Slowly, the sun is rising on your soul. The best bit is here, now, at the end, where the mountain of washing up you have assembled finally gets done. (It makes no sense that this much crockery got used, seeing as nobody ate and people basically only drank out of cans, but still plates need wiping, a particularly horrible mug needs rinsing of cigarette ash, a chopping board needs a very thorough wash down, someone always seems to have made a knife sticky with instant coffee or gravy granules, a peculiar sesh impulse).

In our twenties, our bodies crave and need the occasional sesh, the exit valve on escalating internal pressure. Sometimes, you don’t need to just get drunk, you need to get so drunk it is a sin. You get so fucked up you unmoor yourself from some of the heavier anchors of your personality, and put your arms in the air, and let go. A good sesh is intrinsic to the health of the soul, but it’s impossible to have one without leaving a mark. Plunge your hands into the warm soapy water and scrub. Soon you will baptise yourself (take a really, really, really long shower) then take the sacrament (go down the road for a fry up w/ hash browns), then put on the sacred robes (big hoodie that’s so soft you don’t dare wash it) and give thanks (sit on the sofa for ages and ages watching two full football games in a row before it becomes an acceptable enough time to order Domino’s).

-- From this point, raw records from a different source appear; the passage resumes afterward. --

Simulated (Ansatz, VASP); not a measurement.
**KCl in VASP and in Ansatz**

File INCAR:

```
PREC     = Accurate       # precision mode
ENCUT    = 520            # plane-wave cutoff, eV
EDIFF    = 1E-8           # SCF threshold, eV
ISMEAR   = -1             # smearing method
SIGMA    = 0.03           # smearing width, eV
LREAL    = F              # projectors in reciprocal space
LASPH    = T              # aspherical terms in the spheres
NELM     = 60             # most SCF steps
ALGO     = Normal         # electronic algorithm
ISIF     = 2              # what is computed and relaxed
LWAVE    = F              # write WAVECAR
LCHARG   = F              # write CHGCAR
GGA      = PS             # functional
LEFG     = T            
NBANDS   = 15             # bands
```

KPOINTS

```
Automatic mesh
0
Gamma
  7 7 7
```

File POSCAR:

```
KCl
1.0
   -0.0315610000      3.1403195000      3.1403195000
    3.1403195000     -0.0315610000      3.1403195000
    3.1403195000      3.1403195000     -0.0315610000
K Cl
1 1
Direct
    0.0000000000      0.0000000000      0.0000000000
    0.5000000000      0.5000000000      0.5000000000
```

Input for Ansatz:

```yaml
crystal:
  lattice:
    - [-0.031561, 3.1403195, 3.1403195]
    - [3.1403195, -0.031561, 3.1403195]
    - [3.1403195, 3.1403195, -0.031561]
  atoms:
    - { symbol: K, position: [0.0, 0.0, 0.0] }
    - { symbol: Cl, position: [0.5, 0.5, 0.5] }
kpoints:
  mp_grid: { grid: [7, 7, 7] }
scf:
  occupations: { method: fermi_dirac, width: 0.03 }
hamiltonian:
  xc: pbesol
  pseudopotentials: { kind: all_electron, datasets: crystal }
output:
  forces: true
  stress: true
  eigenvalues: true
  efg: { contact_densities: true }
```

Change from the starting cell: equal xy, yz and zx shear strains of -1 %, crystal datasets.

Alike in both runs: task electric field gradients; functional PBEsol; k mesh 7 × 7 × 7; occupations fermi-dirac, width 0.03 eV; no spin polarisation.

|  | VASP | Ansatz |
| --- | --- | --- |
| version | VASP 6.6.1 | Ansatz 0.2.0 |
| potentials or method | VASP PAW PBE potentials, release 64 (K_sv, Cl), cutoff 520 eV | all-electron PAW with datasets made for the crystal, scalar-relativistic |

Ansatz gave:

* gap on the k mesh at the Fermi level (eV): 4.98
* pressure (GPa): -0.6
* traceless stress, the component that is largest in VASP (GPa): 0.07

This is all part of the ritual of the sesh – pre-drinks, that early buzz, full drunkenness, shouting in an Uber, then the post-buzz, the shit-talking, the agonising tiredness, the second wind, the sunlight, blackout, death – that always ends with the P.S.T.U. Tidying up is as much a part of the sesh as a 45-minute round trip to a cashpoint ahead of the second pick-up of the night is. This is your Sunday service. Treat it with the holy respect it deserves.